About a year ago a very polite lady rang me out of the blue to ask me questions for some sort of market research. About 15 minutes of vague, random and mostly inane questions followed. Then came the following slighly odd dialogue (which I reconstruct from memory).
Her: Do you smoke?
Her: How many per day?
Me: How many what per day?
Her: How many cigarettes per day?
Her: Cigars, then?
Her: You do realise we're only talking about legal substances?
Me: Yes. Actually I smoke a pipe.
Her: Ohhh ... ok ... um ... I'll put you down as a non-smoker then, shall I?

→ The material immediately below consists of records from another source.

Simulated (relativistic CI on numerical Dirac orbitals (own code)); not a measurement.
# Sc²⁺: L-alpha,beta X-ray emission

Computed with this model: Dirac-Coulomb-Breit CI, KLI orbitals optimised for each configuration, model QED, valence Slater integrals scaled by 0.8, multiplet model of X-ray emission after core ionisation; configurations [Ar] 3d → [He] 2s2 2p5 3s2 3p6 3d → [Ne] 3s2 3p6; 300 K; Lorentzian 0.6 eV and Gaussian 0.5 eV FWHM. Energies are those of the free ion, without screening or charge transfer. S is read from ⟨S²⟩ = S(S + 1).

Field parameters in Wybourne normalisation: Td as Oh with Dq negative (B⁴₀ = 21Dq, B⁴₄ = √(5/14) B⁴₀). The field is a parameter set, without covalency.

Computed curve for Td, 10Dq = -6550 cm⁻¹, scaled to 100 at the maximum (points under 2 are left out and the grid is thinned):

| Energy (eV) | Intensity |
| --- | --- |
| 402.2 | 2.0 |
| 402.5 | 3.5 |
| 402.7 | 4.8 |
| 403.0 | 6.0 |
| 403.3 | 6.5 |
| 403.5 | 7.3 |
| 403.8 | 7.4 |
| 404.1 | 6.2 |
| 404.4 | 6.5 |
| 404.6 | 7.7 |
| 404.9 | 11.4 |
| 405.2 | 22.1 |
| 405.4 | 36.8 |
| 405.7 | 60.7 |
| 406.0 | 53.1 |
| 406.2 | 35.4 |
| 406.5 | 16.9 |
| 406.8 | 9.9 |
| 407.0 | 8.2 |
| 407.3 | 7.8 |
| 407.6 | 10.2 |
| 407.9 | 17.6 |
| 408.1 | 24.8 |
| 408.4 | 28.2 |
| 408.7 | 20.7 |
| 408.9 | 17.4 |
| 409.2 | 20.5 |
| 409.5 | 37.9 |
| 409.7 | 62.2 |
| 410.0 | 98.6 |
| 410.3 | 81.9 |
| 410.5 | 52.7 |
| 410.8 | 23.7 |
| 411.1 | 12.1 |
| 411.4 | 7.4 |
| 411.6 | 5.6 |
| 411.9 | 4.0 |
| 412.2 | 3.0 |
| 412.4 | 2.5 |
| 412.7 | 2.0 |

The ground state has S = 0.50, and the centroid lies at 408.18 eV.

The reason that this puzzling exchange has been recalled to mind is that I found two postings in the Catholic blogsphere relating to the (possibly idolatrous) worship of the Lady Nicotine in the space of five minutes. The first was at Me Monk, Me Meander maintained by Fr Stephanos OSB.He manitains that all smoking is sinful (no matter how much or how little) and may well be mortally sinful. That's bad news for the smoking brigade generally but especially for your humble servant who likes his pipe well enough if not all that often. It happened that immediately after I read Fr Stephanos' musings on the subject I turned to an excellent new blog called English - Scottish - Welsh - Irish Martyrs which has one of my favourite saints listed on it for today, August 23rd. St John Kemble was martyred at Hereford in 1679 following on Titus Oates infamous 'Popish Plot'. (The online Catholic Encyclopedia calls him 'Blessed' because he wasn't canonised until 1970, along with 39 others who died in various English persecutions down the centuries.) What's notable about him in this context though, is that he paused on the way to the gallows for a pipe and a drink of wine. Some authorities claim that the last pipe of the evening is a "Kemble pipe" while others say it's the last pipe given to a condemned man. Either way, I'd reluctant to part with it (or any of the ones that come before it!). Interestingly too, a search of the Vatican domain with Google Advanced Search turned up nothing in English relating to smoking at all. Unless and until the Church comes out formally and definitively against it, I think I'll keep my now-and-again habit and try to imitate St John Kemble not just in pipe-smoking but virtue as well.